Brucek Khailany joined NVIDIA Research in December 2009 as a Senior Research Scientist. His research interests include energy-efficient throughput-oriented processor architectures and circuits, software-managed memory and register hierarchies, VLSI design methodology, and computer arithmetic. Prior to joining NVIDIA, Dr. Khailany was a Co-Founder and Principal Architect at Stream Processors, Inc. (SPI) where he led the design and implementation of highly-parallel programmable processors. From 2004–2009, under his technical leadership, SPI developed the industry’s first commercially-available stream processor architecture targeting signal and image processing applications. Brucek received his Ph.D. from Stanford University in 2003, where he led the silicon implementation of the Imagine stream processor, a research chip that introduced the concepts of stream processing and partitioned register organizations. He is a member of IEEE and ACM, received his PhD and Masters from Stanford University in 2003 and 1999, and received a BSE from the University of Michigan in 1997.

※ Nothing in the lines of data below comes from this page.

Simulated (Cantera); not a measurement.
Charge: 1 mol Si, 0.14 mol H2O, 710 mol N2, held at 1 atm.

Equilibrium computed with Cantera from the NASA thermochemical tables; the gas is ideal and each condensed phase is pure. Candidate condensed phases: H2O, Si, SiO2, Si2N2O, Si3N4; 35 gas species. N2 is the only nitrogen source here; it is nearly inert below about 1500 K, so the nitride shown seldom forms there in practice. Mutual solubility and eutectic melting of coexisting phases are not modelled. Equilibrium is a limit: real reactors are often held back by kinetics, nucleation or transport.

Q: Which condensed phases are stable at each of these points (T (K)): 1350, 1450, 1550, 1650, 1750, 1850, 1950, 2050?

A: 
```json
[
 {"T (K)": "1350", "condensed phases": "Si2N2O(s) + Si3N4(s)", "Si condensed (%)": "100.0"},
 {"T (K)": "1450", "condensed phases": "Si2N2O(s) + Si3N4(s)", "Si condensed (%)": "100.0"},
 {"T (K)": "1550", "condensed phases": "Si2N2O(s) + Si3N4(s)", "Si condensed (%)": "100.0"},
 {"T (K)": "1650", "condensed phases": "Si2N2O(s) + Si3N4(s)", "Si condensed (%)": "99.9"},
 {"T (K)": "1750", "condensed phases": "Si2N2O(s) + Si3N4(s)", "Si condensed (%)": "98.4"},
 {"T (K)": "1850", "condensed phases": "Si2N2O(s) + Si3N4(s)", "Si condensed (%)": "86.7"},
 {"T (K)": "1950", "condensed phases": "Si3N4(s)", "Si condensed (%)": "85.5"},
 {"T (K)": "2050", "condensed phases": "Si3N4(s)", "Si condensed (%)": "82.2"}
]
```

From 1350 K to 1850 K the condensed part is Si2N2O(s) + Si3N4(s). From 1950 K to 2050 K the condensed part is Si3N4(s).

Sustainable Silicon: Energy-Efficient VLSI Interconnects

SPEAKER: Patrick Chiang, Oregon State University

Slides

ABSTRACT:

The goal of the OSU-VLSI research group is to develop energy-efficient, VLSI interconnect circuits and systems that will facilitate future massively-parallel, high-performance computing. Extreme-scale computing will exhibit massive parallelism on multiple vertical levels, from thousands of computational units on a single processor to thousands of processors in a single data center. Unfortunately, the energy required to communicate between these units at every level (onchip, off-chip, off-rack) will be the critical limitation to energy efficiency.

In this talk, I will describe current research in improving upon the state-of-the-art in energy efficiency (pJ/b) of short-range wireline interconnects. Specifically:

  1. Energy-Efficient, On-Chip Links – Because both VDD and wire capacitance have essentially stopped scaling with CMOS technology, the energy consumed has also been pegged to approximately 150fJ/b/mm. In this talk, I will describe two measured testchips that improve on-chip interconnect energy by 4x (40fJ/b/mm) and 20x (8fJ/b/mm).
  2. Sub-1mW/Gbps Off-Chip Links – The power consumption of off-chip links are critical for future many-core systems, as they will be limited by data communications for keeping functional units busy. Here, we will present two 8Gbps serial link receivers that achieve measured energy-efficiencies of 0.6mW/Gbps and 0.1mW/Gbps, approximately 5x better than current state-of-the-art.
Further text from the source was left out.